Most of the public loves our contribution. But every year, invariably, someone asks why Satanists would want a Christmas tree anyway?
But I think that’s the wrong question. We’d be better off asking, why does ANYONE want a Christmas tree? Other than to ensure that the landfills all smell pine-fresh come January, that is.
Britannica suggests that the modern Christmas tree has its roots in pagan rites: “Tree worship was common among the pagan Europeans, and survived their conversion to Christianity in the Scandinavian customs of decorating the house and barn with evergreens.”

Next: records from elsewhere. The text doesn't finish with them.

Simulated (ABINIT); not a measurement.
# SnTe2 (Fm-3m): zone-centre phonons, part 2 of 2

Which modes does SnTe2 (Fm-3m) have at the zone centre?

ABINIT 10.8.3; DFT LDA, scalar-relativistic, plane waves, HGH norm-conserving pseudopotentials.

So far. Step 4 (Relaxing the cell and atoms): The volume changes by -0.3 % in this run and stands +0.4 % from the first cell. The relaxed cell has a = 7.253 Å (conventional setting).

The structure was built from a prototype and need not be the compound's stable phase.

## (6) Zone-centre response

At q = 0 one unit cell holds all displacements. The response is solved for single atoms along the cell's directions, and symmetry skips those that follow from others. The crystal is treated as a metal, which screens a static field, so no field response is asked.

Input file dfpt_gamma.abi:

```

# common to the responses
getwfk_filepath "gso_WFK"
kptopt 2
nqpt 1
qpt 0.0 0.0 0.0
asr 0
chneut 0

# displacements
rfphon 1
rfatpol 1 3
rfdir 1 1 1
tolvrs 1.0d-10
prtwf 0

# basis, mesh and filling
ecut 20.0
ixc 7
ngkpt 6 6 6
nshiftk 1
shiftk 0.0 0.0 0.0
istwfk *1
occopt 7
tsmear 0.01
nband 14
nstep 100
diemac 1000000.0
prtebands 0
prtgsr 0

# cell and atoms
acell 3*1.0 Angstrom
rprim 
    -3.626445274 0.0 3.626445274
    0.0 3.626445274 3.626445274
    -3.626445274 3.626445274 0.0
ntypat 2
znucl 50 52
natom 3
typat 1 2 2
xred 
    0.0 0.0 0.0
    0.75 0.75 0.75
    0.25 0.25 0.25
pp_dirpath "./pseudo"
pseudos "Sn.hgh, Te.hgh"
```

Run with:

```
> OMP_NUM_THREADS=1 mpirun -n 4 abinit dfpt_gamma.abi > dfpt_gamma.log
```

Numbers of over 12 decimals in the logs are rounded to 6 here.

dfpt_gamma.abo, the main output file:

But the recognizable, modern Christmas tree probably grew out of the “paradise trees” of West Germany, hung with fruit to symbolize Original Sin and with lights to represent Jesus’ light in the world. If ever any party needed more booze in the eggnog this is it, but I digress.
TIME traces the Christmas tree to European church traditions, but suggests it may have served as a winter equivalent of a maypole, that most phallic of all pagan Wicker Man accoutrements (other than Christopher Lee himself).
Many popular anecdotes credit the western Christmas tree practice to Prince Albert, “so much so that by 1861, the year of Albert’s death, it was firmly believed that this German prince had transplanted the custom to England with him.” Given that his other big cultural legacy is an elaborate genital piercing, truly a man for all seasons.
Some die-hard fundies persist that Christmas trees are actually a form of idolatry on account of Jeremiah 10 complaining that “the customs of the people are vain: for one cutteth a tree out of the forest, the work of the hands of the workman, with the axe, [and] they deck it with silver and with gold.”
But on Patheos, Catholic apologist Dave Armstrong calls this a “silly argument,” noting that “idolatry comes from the heart.” Which sounds to me an awful lot like an endorsement, but I assume he was going somewhere else with that.
Does it seem strange that so few sources seem to quite agree about this holiday history? Didn’t I promise you some “true meaning” back at the top?
Well, that’s the catch: truth can be subjective. You’re probably not hearing this for the first time just now.
Other religions get off on promising you the answer to everything. But very often there is no one answer; rather, there are millions of answers. Religion, folklore, culture, and tradition are messy, fractious things, sometimes changing radically over just a few years or a few miles.
History is meant to be much more concrete, but most historians will tell you that there is rarely anything like a sound historical record. (Which is actually a big part of why we need historians at all.)
For example, History.com notes that evergreen trees held religious and superstitious significance throughout seemingly all of recorded history. They add, “It was believed that evergreens would keep away witches, ghosts, and evil spirits.”
Is that what that was? Here I thought my allergies were acting up.
The blog continues: “Winter came every year because the sun god had become sick and weak. […]. Evergreen boughs reminded them that when the sun god was strong, summer would return.”
To be honest, the vagueness of this account makes me skeptical about it; History.com never bothers to cite its sources.
But I do love the IDEA of such a belief: of a god who weakens and becomes vulnerable. These days, conventional gods are always supposed to be perfect, almighty, all-knowing, ominpotent–and who has patience for that bullshit?
Almightiness is paradoxical, unknowable, alien–how is anyone relate to that god? How would it relate to any of us? It’s like praying to the siren noise from that Inception trailer.
By contrast, Satan is fallible, sympathetic, and human–and this turns out to be very lucky for us, in my opinion.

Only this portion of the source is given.